Bangalore: India has approved building its heaviest communication satellite so far for telecom services, with capacity equal to what it currently provides using 11 satellites.
The 4.5 tonne satellite, GSAT-11, will be launched by 2012 and carry 40 transponders in the Ku-band and Ka-band frequencies, which are 3-6 times more powerful than that used in existing communication satellites.
This can provide bandwidth capacity equivalent to as much as 220 transponders by reusing the beams in multiple regions.
New mission: Isro campus in Bangalore. It will be the heaviest communication satellite so far for telecom services. Hemant Mishra / Mint
India currently has 211 transponders in the 11 INSAT series satellites at their space home in the geo-synchronous transfer orbit, or GTO, some 36,000km above earth.
“This would help us address growing demand from users,” said S. Satish, spokesman for Indian Space Research Organisation, or Isro, the country’s space agency.
The cabinet on Thursday sanctioned Rs500 crore for the satellite to be built in 30 months, the government said in a statement on Friday.
The satellite will be launched by a homegrown rocket under development—GSLV Mk3—which can carry satellites of at least 4 tonne.
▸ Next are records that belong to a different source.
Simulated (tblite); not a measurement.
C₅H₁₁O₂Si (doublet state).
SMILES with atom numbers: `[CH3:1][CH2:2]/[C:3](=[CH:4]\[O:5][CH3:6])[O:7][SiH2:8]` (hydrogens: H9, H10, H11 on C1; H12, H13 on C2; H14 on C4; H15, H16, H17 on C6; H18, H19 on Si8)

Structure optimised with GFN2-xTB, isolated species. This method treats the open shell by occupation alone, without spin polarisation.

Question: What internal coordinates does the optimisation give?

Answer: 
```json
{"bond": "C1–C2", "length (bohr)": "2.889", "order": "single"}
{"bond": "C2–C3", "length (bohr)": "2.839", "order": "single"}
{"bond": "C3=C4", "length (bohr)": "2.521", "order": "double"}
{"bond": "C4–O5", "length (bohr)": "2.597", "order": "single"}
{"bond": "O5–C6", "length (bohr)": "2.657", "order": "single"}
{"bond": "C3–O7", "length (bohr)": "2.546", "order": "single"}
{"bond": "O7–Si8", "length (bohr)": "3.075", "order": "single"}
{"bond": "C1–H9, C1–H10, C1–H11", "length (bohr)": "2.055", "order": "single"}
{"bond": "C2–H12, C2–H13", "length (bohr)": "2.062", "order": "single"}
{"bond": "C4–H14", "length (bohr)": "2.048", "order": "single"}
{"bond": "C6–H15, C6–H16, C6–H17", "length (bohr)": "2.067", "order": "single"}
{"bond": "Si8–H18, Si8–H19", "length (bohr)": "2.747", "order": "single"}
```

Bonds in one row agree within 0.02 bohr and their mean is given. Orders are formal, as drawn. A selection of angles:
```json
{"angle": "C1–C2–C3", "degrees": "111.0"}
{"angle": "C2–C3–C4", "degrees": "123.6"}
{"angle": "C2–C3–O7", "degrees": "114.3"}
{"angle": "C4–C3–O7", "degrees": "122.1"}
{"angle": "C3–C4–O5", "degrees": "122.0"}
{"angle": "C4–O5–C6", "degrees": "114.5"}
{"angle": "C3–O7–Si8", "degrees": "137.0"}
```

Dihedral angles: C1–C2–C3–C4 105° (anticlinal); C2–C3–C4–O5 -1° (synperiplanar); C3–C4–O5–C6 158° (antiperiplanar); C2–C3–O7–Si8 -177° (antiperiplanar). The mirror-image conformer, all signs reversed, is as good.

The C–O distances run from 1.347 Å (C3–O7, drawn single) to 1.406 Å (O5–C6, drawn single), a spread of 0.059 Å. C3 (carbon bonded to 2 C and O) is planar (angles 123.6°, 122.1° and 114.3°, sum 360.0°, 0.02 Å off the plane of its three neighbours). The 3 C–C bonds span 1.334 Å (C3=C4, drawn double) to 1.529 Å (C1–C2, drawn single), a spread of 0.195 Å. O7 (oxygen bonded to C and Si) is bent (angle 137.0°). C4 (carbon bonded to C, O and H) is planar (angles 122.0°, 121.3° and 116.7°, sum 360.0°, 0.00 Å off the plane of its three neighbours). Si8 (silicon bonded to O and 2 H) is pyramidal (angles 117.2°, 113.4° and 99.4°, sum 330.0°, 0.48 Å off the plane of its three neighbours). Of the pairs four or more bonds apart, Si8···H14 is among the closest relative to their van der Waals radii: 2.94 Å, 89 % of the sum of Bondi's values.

Most Indian satellites for telecom services and television broadcasts in orbit use the lower C-band frequency, except two satellites dedicated for direct-to-home (DTH) broadcasts that use the higher Ku-band frequency.
“The (Ka-band) beam can be targeted at a specific place. The quality of reception will be much higher,” T.K. Alex, director of Isro satellite centre in Bangalore, said in an earlier interview in June.
“This (Ka-band) will become very common in few years,” he said.
Isro will test the Ka-band technology in its forthcoming experimental satellite GSAT-4, to be launched later this year, he had said.
India aims to increase its transponder capacity to 500 during the 11th Plan, which ends in March 2012. The country plans to launch six satellites by then, some to replace its ageing satellites in orbit.
Globally, there are more than 6,000 communication transponders in space. The growth of transponder requirement in the next five years is predicted to be only moderate—about 8,000—with multimedia and high-definition television being the growth drivers, a Isro report on the 11th Plan said.